A73 GETTING HER VISA, July 8, 2002

ORCA WHALE CALF BEING RETURNED TO BRITISH COLUMBIA, CANADA

Stanley Park, Vancouver B.C. - The Vancouver Aquarium and the Canadian Department of Fisheries and Oceans (DFO) announced today that Springer, the orphaned A-pod orca whale calf, will be returned to British Columbia this Friday, July 12, 2002. Springer (also known as A-73) is currently in a net pen near Manchester Pier in western Washington's Puget Sound.

"Springer will be brought home aboard a 144-foot powered catamaran 'Catalina Jet', procured as a donation for this effort by Project SeaWolf," says Bob McLaughlin, board member with the environmental advocacy group. "This specialized vessel, which is perfect for getting Springer back into Canadian waters quickly and safely, is being loaned to this project by the Nichols Brothers of Freeland, Washington."

"Getting Springer back to her home waters quickly is crucial to the overall success of this venture," adds Michael Kundu, Director of Project SeaWolf. "This entire effort is a vital, unprecedented learning process about whether we can effectively rehabilitate and reunite lost or estranged orcas with their birth-pods. We think we can, and we're now genuinely pleased to see the Canadians moving quickly and decisively on the recommendations made by the team of expert whale handlers, veterinarians and researchers assembled to conduct this rescue operation."

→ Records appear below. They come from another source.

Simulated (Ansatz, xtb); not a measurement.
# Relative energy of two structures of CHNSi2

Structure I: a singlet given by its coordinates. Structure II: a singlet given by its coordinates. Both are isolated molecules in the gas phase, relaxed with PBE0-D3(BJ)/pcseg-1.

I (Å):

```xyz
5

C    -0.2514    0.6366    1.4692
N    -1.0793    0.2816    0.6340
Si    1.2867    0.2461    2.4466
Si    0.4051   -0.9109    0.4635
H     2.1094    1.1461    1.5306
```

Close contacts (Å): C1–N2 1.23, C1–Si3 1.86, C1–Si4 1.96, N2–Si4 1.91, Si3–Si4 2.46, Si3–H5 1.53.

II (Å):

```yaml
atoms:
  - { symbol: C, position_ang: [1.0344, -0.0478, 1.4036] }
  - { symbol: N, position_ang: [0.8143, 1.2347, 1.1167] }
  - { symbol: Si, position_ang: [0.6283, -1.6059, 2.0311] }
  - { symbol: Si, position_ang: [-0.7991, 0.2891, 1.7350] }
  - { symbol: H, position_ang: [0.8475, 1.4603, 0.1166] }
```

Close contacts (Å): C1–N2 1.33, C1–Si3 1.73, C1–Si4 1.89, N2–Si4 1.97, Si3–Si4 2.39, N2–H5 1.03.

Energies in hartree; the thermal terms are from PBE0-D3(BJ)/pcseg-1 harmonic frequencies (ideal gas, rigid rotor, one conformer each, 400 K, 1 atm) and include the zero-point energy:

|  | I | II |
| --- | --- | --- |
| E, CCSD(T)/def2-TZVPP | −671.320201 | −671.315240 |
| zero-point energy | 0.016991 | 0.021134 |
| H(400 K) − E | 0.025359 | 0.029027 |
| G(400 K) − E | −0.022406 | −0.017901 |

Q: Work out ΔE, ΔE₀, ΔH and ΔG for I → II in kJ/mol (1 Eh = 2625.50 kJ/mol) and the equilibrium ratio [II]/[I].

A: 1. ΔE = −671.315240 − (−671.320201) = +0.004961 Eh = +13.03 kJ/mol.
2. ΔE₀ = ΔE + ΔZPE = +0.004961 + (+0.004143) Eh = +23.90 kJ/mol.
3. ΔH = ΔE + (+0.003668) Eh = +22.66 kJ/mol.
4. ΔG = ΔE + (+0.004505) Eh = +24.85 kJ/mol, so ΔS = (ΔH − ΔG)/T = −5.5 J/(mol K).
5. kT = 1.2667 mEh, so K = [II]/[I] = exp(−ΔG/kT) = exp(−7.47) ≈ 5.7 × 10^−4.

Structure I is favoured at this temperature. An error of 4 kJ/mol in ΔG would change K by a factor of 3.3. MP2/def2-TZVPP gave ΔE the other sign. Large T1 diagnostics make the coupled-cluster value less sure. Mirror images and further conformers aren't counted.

Since January 2002, when Springer was first sighted near Seattle, Washington, SeaWolf boardmembers Bob McLaughlin and Robert Wood have collected regular recorded data, and provided researchers and rescue team members with the use of our vessel observation platforms, to monitor the status of this whale. "It was vital that we accumulate rigourous scientific data about this strange event, and also to show that projects such as this rescue operation can be conducted at minimal expense to taxpayers," adds McLaughlin. "Our group has successfully managed to provide, or procure, many donations for this project, and we're eager to show that projects such as these are best managed when public, non-profit and government entities cooperate together."

After arriving in the Johnston Strait this weekend, it is expected that Springer will be placed in Dong Chong Bay, an enclosed bay near Telegraph Cove, British Columbia, until members of her family pod arrive in the area, at which time the sea pen will be opened for her to reunite with those pods.